15 August 2005
Canadian Pacific Railway Enjoys Profitable "Sunshine" After Years of Cutbacks
After years of belt-tightening and layoffs, Canadian Pacific Railway is enjoying
unprecedented good times as a massive surge in traffic to Asia is fuelling expansions and boosting both revenue and stock price to
record levels.
Calgary-based CPR, the smallest of the six major railroads left in North America, says the current boom times contrast
sharply with the past decade. Since 1999, the company's workforce has been pared down by about 15 percent or 3,000 people to about
16,000 currently.
"We had to cut a lot of employees - and I don't make any excuses for that - but it's been a tough ten years," president
and chief executive Rob Ritchie said in an interview with The Canadian Press.
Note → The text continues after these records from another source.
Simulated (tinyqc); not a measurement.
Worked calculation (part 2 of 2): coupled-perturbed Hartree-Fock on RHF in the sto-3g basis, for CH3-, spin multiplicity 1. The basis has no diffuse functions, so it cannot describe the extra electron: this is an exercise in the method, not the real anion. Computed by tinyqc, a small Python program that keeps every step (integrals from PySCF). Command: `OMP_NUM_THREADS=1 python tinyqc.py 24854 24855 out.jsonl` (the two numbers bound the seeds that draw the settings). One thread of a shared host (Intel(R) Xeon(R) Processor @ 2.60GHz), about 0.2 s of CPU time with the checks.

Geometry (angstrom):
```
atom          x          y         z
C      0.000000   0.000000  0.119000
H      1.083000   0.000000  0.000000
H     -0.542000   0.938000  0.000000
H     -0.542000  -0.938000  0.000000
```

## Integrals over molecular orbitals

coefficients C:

"It's been tough on the morale of employees - tough always cutting, and now we've finally got things swinging our way,"
said Ritchie.
"We've finally got into the sunshine and I want to enjoy it."
The numbers are impressive. Profits for the first half of 2005 are up 90 percent over last year to $205 million. The company is
sticking to forecasted revenue growth of between 12 and 14 percent this year.
And while CPR is in the final year of a three-year program to cut 820 more jobs, the truth is that the railroad is
growing its ranks again. It hired 600 new train crew employees in 2004 and will hire and train another 400 train crew staff this
year.
Insatiable demand from China and other Asian countries for raw materials like coal, sulphur and potash has been a boon to all the
North American railroads.
In the spring, CPR signed a five-year shipping deal with Elk Valley Coal, the world's second-largest
producer of metallurgical coal used in making steel.
Thanks to sky-rocketing coal prices, the deal was 20 percent more lucrative for the railroad than last year's
contract, with even better rates slated for 2006. And the railroad says that deal alone should add about 55-cents to
60-cents worth of per-share earnings growth this year.
Grain shipments, one of the CPR's biggest bulk businesses, could also increase substantially this year if early crop forecasts
remain strong.
Ritchie admits that the spiralling growth in business to and from China have created "certain chokes in the logistics
systems" on both sides of the Pacific, but his railroad is gambling that overall demand will continue to grow.
CPR is in the midst of a $160-million expansion on its key western corridor that is expected to add four new trains
per day in and out of the Port of Vancouver when work is completed by October or November.
Further expansions next year are certainly possible, with Ritchie saying he will "take a good strong look" at demand
over the winter.
Investors have supported Canadian Pacific (TSX:CP), boosting shares up by more than 40 percent since the start of the year. At the
end of July, shares hit an all-time high of $48.12 before dropping slightly and closing on Thursday at $45.80.
Canada's largest railroad, Montreal-based Canadian National (TSX:CNR) has also enjoyed a similar ramp-up
in share price this year, recently setting record highs of $82.89.
But railway analyst James Valentine with Morgan Stanley in Chicago said recently that Canadian Pacific shares remain the best deal.
"We've seen upside in all the railroad stocks over the next year," Valentine wrote in a recent report. But he said
Canadian Pacific "remains the cheapest railroad in our universe."
Valentine also says CPR is in the best position to overcome the relentless string of record-high fuel prices, with
less fuel-hedges coming off this year than its competitors.
With the improving fortunes of Canada's two large railroads and the remaining big four in the U.S., comes the possibility of
another round of consolidation in the industry.
But CPR boss Ritchie doesn't think the appetite is there.
"My read of it is that we've got a job to harvest the capital that we put into our network and make a return on that capital
- something that the industry has been woefully short of doing for years."
"Free cash is starting to become available in the industry and do you want to take it and buy another railway or do you want
to give it out to investors? So far the investors have said "pick me, pick me.".